What Made Maddy Run: The Secret Struggles and Tragic Death of an All-American Teen

Some of the stressors and expectations are tangible; others are not. Though it defies logic, many young athletes, on signing a college letter of intent, convince themselves that the hardest work is behind them. They understand there will be practices and training once they get to campus, but this may be seen as maintenance. The toughest work—the development of skill through thousands of hours of practice—has already been completed. Now it’s payoff time, an opportunity to be celebrated on a bigger stage. Also, most college scholarships (of the nonathletic kind) reward prior achievement; once a student arrives on campus, there are no daily expectations, though many academic scholarships do require the maintenance of a specified grade-point level. The time commitment for a student-athlete often ranges to twenty-five-plus hours a week. And it’s grueling, exhausting work that tests your character and resilience during a time—freshman year of college—when those attributes are often at their lowest levels.

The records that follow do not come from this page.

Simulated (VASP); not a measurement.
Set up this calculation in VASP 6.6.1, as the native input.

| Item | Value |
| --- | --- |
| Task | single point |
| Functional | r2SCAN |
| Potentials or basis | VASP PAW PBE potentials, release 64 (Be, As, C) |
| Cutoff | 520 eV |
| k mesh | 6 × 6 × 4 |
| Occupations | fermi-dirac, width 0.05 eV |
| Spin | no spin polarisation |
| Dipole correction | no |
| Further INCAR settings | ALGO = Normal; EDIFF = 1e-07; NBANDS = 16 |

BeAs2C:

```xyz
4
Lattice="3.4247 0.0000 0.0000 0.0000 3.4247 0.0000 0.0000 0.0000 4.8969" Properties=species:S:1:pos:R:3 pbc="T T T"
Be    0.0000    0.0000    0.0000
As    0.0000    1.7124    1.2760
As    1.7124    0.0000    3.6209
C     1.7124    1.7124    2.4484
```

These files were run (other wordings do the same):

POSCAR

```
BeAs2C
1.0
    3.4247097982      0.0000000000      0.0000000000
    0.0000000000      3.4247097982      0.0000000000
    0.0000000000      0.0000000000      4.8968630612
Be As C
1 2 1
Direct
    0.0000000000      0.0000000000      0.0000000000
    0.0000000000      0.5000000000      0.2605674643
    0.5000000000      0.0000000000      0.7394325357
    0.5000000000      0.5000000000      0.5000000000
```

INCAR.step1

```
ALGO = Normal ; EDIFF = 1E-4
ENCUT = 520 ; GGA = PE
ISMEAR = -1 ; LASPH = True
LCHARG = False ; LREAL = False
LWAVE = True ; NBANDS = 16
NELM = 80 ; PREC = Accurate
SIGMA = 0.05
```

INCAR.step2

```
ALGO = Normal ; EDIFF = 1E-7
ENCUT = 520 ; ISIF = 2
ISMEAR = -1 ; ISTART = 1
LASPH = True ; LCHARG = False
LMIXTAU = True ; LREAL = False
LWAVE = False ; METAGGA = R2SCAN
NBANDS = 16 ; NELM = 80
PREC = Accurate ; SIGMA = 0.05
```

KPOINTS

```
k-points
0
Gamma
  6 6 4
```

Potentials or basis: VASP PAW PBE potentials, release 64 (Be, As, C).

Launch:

Until recently, the majority of athletic departments weren’t proactive or preventive; they simply reacted as best they could if an athlete had a mental health issue. Now some schools are trying to equip kids with the tools to strengthen their minds, to handle their emotions. At Texas Christian University, the athletic department administers a mental health baseline assessment for each athlete before the beginning of the season. A number of universities are doing the same. This way, if an athlete’s behavior changes, the trainer has a way of evaluating whether it’s significantly different than it used to be. “Most of college athletics is: ‘Can he run, can he jump, can he shoot?’” says TCU athletic director Chris Del Conte. “And the whole part of the kid is lost. What do you do with the whole of the kid, with those with eating disorders, with the cutters? It’s amazing that coaches are not prepared to deal with this stuff. So a lot of times you have to help them help themselves. ‘Let me take this off your hands,’ or, ‘This is how you have to deal with this. I know performance is the greatest thing you’re looking for, but here’s what we need to do to get there.’ Some of our coaches get it already. Other coaches, it’s foreign to them.”

Molly McNamara ran cross-country and track for Stanford while also struggling with depression. She wrote a piece for the NCAA touching on issues of perfection, injury, toughness, depression, and empathy. At first Molly felt she was unique in her struggle, until she looked around and realized that a number of other athletes at Stanford were dealing with stressors—all coping in various ways. She told herself, “I am not imagining this… this is actually a big issue.” And as Molly recognized, runners, like Madison, often battled their minds in a distinctive way:

“How do you survive those less-than-perfect situations when discipline isn’t enough? When grittiness gets you through the workouts but can’t seem to get you through the rest of the day? As a runner, you’re highly in tune with your body, and you know its highs and lows; you know your normal aches and pains, and you know when you should probably see the athletic trainer. Learning the highs and lows of your mind is much harder.”





CHAPTER 4


Vacuum


When Ashley was a student at Penn State, she was unhappy, out of place—a feeling that started the day she arrived on campus. During her first semester, she would spend the weekdays at school trying as best she could to make it work, then right after her final class on Friday, she would drive home to Allendale—three and a half hours each way. Once she turned onto her street and walked in the door of the house, she felt like her old self again—happy, carefree, stable.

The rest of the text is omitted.